After a third round NCAA Tournament appearance - the furthest the Golden Gophers have gone since 1997's Final Four appearance - Tubby Smith was relieved of his coaching duties. While this seemed shortsighted to me at the time, Minnesota was able to woo Richard Pitino from Florida International. While Pitino is only 31 and has an 18-14 record as a head coach, he will breathe new life into a program desperate to make a splash.
Minnesota lost two of its big four from last season in Trevor Mbakwe and Rodney Williams. Mbakwe's injuries eventually caught up to him in his final season on campus, as his numbers went down across the board. Williams never lived up to the immense hype that he brought about in 2011, but he was ultimately an athletic wing that played solid defense and got to the rim. The Gophers also lose Joe Coleman, a guard that averaged 27 minutes per game as a glue guy. And of course, Smith leaves behind a slower system and a level of success that hadn't replicated in nearly two decades of Minnesota basketball.

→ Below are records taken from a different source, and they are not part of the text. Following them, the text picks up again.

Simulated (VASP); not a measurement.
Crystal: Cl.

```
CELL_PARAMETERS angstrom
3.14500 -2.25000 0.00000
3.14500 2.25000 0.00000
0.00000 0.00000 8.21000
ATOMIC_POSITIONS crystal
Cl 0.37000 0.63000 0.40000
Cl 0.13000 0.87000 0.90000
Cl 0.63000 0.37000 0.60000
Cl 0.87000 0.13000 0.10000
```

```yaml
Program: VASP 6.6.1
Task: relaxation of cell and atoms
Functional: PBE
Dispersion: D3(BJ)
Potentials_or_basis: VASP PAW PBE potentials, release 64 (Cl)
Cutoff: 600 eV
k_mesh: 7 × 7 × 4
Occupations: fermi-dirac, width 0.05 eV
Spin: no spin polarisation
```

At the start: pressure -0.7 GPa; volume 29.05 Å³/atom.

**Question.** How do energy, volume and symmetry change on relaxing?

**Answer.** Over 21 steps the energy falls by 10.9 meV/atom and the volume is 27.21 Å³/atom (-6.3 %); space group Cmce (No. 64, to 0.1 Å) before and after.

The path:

Pitino brings with him an up-tempo system and Florida International's best player from last season in guard Malik Smith. He'll most likely be the first guard off the bench after averaging 14 points per game last year. Also, guard DeAndre Mathieu becomes eligible after sitting out a season after transferring in from Morehead State. However, given this team's losses on the interior, there may be no more important transfer than Joey King, a 6'9 power forward coming from Drake. King himself isn't much to write home about as a face-up 4 that averaged seven points in about 20 minutes per game last season. However, he'll most likely join the rotation immediately due to the dearth of frontcourt options. The team features no freshmen of repute that are expected to make an impact.
Richard Pitino comes from the same school of thought as his father Rick, where he'll employ a system based upon an up-tempo offense and high-pressure defense. Their goal is going to be to force turnovers and get easy transition buckets. One adjustment that both Minnesota and Ohio State will have to deal with this season is the implementation of the hand check rule that limits the amount of physical contact a defender can use to impede a ball-handler. This means Pitino is going to need to be a bit more vigilant in teaching his defenders to press without fouling.
Andre and Austin Hollins - unrelated -- return to provide scoring punch in the backcourt this season, and they'll be expected to carry much of the offensive load overall. Andre, a junior, is the catalyst of the offense and averaged nearly 15 points, four rebounds, and three assists last season while shooting 42% from behind the three-point line. Austin, a senior, averaged 11 points, three rebounds and three assists next to him in the backcourt.
While the Hollinses have two positions on lockdown, the rest of the starting lineup is unsettled. Mathieu has stepped up in the preseason and is now favored to start in the backcourt in a three-guard set due to his defensive intensity. However, the frontcourt is much less settled. King could step in immediately and start. The two options with the most experience returning for the Gophers are Elliott Eliason, Oto Osenieks and Maurice Walker, but the Gophers shouldn't count on much production from any of them. Expect two of these four guys to start in the frontcourt, and also expect Pitino to potentially go with four guard sets from time-to-time. I'd give the inside track to Eliason and King.
Smith will be the lead guard off the bench in those rare instances where the Hollinses leave the floor. Senior guard Maverick Ahanmisi also returns and will get minutes in the backcourt. There really isn't much to discuss as far as the frontcourt is concerned. Whichever of Walker, Eliason, Osenieks, and King lose the battle for frontcourt minutes should still get minutes off the bench. Ultimately though, this is a roster short on legitimate frontcourt options. Speaking of which...
Biggest Question Mark:
Who rebounds for this team? The Gophers last season, behind Mbakwe, had the best rebounding margin in the conference at +7.6. Eliason will most likely be counted on to pick up the slack after averaging 3.5 rebounds in 14 minutes per game last season, but he still doesn't have a large enough track record for this to be considered a strength. Given that Pitino plays high intensity defense and wants to get out and run on offense, defensive rebounding is an essential part of his system. If Eliason or any of the other big men can't anchor the paint, Minnesota is going to struggle in Pitino's first season. I expect that this ends up being unresolved as the season progresses.
Best Case Scenario:
Andre Hollins takes the next step, becomes a more efficient version of Russ Smith at Louisville, and leads Minnesota to a 9-9 record as their high-intensity defense takes the Big Ten by storm and leads them to a surprise season replete with upsets.
Worst Case Scenario:
The lack of interior skill comes back to haunt Minnesota, and Pitino's defense becomes less useful because of the hand check rules. The Hollins boys can only do so much, as Minnesota struggles to a Penn State-like 5-13 season where the guards simply can't make up for a lack of interior depth.
Most Likely Scenario:
The guards play well, and Minnesota knocks off a surprise Big Ten opponent or two. However, with the size of the Big Ten this season they ultimately can't muster more than six wins as teams find ways to slow down their attack.